Surprising Rogier in 10 steps

The master plan behind a 10th anniversary as a principal investigator.

Léa Michel & Nicholas Judd
2025-05-20

Too often, anniversaries are missed, and wins pass uncelebrated in science. Here, we outline our master plan behind ambushing Rogier.

1. Get an idea

The idea came from a post on Bluesky from a PI celebrating their lab’s 6th year anniversary. A very thoughtful surprise coming from their lab that inspired a pressing question: how long has Rogier been a PI for?

After a bit of snooping around, I found out that Rogier was hired as a Programme Leader Track scientist in Cambridge in 2015. Ten years, it had to be celebrated.


2. Find an accomplice

To achieve this grand scheme, I needed an associate, someone mental enough to add a ton of extra work on top of their busy schedule: Nicholas Judd. Nick accepted right away and found out that Rogier started his position in May 2025, which gave us three months to prepare the best 10 years as a PI surprise party.


3. Develop your plan

The key to surprise is monotony… So we decided to ambush him during a normal lab meeting. Our lab occasionally conducts ’presentation roulette,’ where everyone prepares three slides on a random topic, and they are shuffled around. This format is ideal for honing non-content-specific presentation skills; yet, today it would serve as the perfect ambush mechanism.

Our plan was as follows:

  1. Have Rogier unknowingly present about himself after he was “randomly” chosen
  2. Have the next presenter break the surprise
  3. All the following presentations would be about him interspersed by videos from people from his past
  4. Go out to lunch & get him to pay!

Yet, first we needed to involve more people…


4. Find a date

The whole plan had to be flexible. As a parent of three children, Rogier often has to change his schedule following unexpected issues. So from the beginning we planned the surprise to be easily transferable to any day.

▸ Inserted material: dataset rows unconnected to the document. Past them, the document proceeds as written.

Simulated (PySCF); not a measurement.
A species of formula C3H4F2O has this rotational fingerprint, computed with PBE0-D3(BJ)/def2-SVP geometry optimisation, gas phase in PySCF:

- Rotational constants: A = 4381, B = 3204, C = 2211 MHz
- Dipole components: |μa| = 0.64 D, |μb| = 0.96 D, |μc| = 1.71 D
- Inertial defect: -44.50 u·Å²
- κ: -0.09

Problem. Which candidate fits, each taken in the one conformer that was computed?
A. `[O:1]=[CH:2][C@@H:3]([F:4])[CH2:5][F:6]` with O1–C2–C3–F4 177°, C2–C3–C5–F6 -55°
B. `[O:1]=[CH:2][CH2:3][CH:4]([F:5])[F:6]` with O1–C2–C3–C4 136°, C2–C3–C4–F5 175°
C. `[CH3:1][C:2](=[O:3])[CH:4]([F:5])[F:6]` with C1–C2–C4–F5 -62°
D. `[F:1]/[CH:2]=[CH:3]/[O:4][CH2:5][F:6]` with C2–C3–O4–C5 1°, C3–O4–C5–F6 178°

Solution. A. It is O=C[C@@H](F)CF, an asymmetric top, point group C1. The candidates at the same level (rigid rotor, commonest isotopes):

The initial plan was to have the surprise during the lab meeting of the 1st of May, which transformed into the 8th of May when one of us realized that Rogier was absent on the schedule for this lab meeting.

But no fear, Jessica stepped in and delivered a very engaging journal club and we got back on track for the 8th of May.

5. Bring in the experts

The first step was to bring his wife, Anne-Laura, into the loop. This would ensure that he would show up in person & things would go smoothly. We also got Jordy (a PhD-student in the lab) to book a one-hour meeting after lunch – ensuring he was free for a longer period. After we had the logistics in place, we started reaching out to people from his past to record videos that we could play in between presentations.

6. Be sneaky

He needed not to catch on to our master plan!

This involved him presenting first on slides entitled “The evolution of a PI”, with the next person (Nick) slowly breaking the surprise. Crucial to this working was Rogier’s belief that both the slides and his position as first were randomly assigned.

A few lab meetings before we started using random seeds to assign people to present, along with the order of presentations. We iterated through a few until we got Rogier first and me 2nd.

Surely he wouldn’t question what the “all mighty” seed says!

7. Get the gifts

On top of the presentation, we wanted Rogier to have a more physical memory of this celebration. In agreement with the lab, we ordered a “World’s Best Boss” mug from the Office. Not because we think of him as Michael Scott, but because we genuinely think he is one of the few PIs who is a very good supervisor on top of being an excellent scientist. We also wanted something to let everyone else in the building know that it was a special day for Rogier. So I (Léa) sewed him a sash - yeah, like the one that Miss & Mister Universe wear - that “10 years PI”.

8. Procrastinate & panic

Of course now that the plan was in action, we procrastinated for a week on the final details. We were very lucky to have a committed lab that helped on all our tasks and pushed the project to the finishing line with us. Each lab member created a small presentation on Rogier with the instruction to present “about anything, from serious to funny, as long as it is about Rogier”. A lot of sharks, breads and running presentations were written.

9. Force Rogier to follow our secret plan

Now that everything was in motion, we had to keep Rogier on the right path.

For the surprise to go according to plan, the lab meeting had to follow a meticulous schedule, particularly for the presentation. A random seed was “generated” to align with our program, putting Rogier as the first presenter.

Rogier, on the other hand, had a different plan…

10. Enjoy the fun!

Now we need to break it to him that he needs to pick up the bill!